But what do we mean when we talk about “precarity”? It is a state of mind; an embodied feeling; a constant, impacting upon and intersecting with every other aspect of one’s life. A non-exhaustive list is as follows:

Structural: lack of job security/proximity of unemployment; lack of payroll continuity; limited or
no access to annual leave/ sick leave/parental leave; employment overlaps and constant start-up
time invested in learning new systems and structures; uncertainty over whether contracts will
be offered/extended/renewed until close to term time; lack of workspace or other infrastructural facilities.

Academic impacts: impact upon research continuity; time spent on securing employment rather
than research; disrupted access to research resources e.g. library Journal access; disruption to
academic networks and continuity of mentors/supportive figures; limited or no resources to
fund research trips/conferences.

Personal impacts: difficulty in making long-term plans for personal life e.g. family plans and
financial commitments; expectation of mobility as practically and financially possible/viable;
financial insecurity and impact upon e.g. housing; disruption to personal networks and
relationships; impact upon existing family and care responsibilities; disruption in accessing continuous healthcare.

And then there is the impact upon mental health: the UCU report on casualisation recorded 71% of respondents stating that mental health had been affected by working on an insecure contract, and 43% reported impact on physical health. Again, a non-exhaustive list of these impacts might include:
◦ Imposter syndrome
◦ Isolation and loneliness
◦ Anxiety, panic attacks
◦ Sleep disruption/deprivation
◦ Depression
◦ Physical health impact
◦ Exacerbation of previous/existing mental health problems
◦ Reduced capacity for dealing with difficult life events – bereavement, supporting and caring for family and friends.
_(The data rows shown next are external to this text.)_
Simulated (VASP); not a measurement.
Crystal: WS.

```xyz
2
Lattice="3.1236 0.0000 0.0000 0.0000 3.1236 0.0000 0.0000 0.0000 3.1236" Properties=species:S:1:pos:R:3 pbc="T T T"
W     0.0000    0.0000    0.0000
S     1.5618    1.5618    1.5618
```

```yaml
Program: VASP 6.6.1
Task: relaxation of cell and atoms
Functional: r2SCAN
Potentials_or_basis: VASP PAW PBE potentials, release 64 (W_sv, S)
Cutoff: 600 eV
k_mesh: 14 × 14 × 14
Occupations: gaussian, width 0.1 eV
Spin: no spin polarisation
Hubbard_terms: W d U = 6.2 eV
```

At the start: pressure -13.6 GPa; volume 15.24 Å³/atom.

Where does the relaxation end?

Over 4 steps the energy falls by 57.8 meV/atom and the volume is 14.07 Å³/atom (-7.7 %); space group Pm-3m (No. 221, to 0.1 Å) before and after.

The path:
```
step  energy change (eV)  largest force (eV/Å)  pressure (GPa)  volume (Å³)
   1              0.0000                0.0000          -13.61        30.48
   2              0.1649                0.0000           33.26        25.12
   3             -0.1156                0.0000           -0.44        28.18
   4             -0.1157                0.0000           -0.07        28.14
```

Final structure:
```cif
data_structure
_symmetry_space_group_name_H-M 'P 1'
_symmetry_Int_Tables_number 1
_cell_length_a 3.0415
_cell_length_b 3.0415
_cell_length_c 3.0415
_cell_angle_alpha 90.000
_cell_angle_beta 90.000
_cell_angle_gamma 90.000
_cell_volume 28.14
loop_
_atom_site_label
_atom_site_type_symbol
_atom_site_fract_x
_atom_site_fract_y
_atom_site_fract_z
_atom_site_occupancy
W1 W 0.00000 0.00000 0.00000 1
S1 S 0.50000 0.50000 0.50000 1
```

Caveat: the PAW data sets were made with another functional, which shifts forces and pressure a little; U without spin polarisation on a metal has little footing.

The transition from PhD to ECR can be particularly disruptive in regards to mental health and for my own part, it was the aspect I was least prepared for. I had experienced significant issues with mental ill-health during my PhD, including a period of treatment for an eating disorder. I was fortunate to have professional, personal, and institutional structures in place to support me through this: access to health care, understanding supervisors and departmental systems in place, and personal support networks of friends and family. But as an ECR, these networks can be fractured, disrupted, or fall away completely: the intersection of aforementioned issues can introduce a range of impacts: the issues of disclosing mental health problems while in precarious work; access to mental health services can be difficult when waiting times are longer than precarious job contracts; and personal friendship and family support networks are disrupted by mobility.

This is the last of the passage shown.